Exhibit 10.4
SECOND AMENDMENT TO LOAN AGREEMENT AND PROMISSORY NOTE
THIS AMENDMENT is made as of the 27th day of January, 1998, by and between
XXXXXXX X. XXXXX, an individual having an address at 000 Xxxxxxxx Xxxxx Xxxxx,
Xxxxxxxxxx, Xxxxx Xxxxxx 00000 (the "Lender") and ACCESS SOLUTIONS
INTERNATIONAL, INC., a Delaware corporation having an address at 000 Xxx Xxx
Xxxx, Xxxxx Xxxxxxxxx, Xxxxx Xxxxxx 00000 (the "Borrower").
W I T N E S S E T H T H A T:
WHEREAS, the Borrower executed and delivered to the Lender a certain letter
agreement dated November 20, 1997, pursuant to which the Lender agreed to loan
to the Borrower the maximum principal sum of $180,000 ("Loan Agreement"), which
Loan Agreement is incorporated by reference herein and made a part hereof; and
WHEREAS, the Borrower executed and delivered to the Lender a certain
Promissory Note dated November 20, 1997 in the principal amount of $180,000,
which Note is hereby incorporated by reference herein and made a part hereof
(the "Note"); and
WHEREAS, the Borrower and the Lender executed a First Amendment to Loan
Agreement and Promissory Note dated as of January 5, 1998, pursuant to which the
maturity date of the Note was extended to January 30, 1998.

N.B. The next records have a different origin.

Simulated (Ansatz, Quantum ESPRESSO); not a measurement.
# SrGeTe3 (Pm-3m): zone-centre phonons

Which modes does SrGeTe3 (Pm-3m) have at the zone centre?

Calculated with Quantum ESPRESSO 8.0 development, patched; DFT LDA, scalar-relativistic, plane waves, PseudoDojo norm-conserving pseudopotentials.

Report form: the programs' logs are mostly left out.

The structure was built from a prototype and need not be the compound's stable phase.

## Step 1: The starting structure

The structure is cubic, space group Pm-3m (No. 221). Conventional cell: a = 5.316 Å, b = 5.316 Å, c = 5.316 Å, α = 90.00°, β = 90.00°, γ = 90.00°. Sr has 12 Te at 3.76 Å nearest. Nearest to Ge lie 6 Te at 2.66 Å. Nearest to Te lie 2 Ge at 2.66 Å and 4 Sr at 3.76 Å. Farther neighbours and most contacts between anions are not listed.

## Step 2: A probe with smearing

WHEREAS, the parties desire to further extend the maturity date of the Note
to February 27, 1998; and
WHEREAS, the parties hereto desire to amend the Loan Agreement and the Note
in the manner hereinafter set forth.
NOW, THEREFORE, for good and valuable consideration, the receipt and
sufficiency of which are hereby acknowledged, the parties hereto agree as
follows:
1. All outstanding obligations under the Loan Agreement and the Note,
including principal, interest, and fees, shall be due and payable on February
27, 1998.
2. Security for the Note is evidenced by, among other things, a Security
Agreement dated November 20, 1997, and as further amended on the date hereof,
and UCC financing statements filed with the Rhode Island Secretary of State
("Security Instruments"). All references to the Note in the Security Instruments
shall be deemed to include this amendment to the Note and any other amendments
which may be executed.
3. Except as modified and amended hereby, the Note shall remain in full
force and effect and is in all other respects ratified and confirmed.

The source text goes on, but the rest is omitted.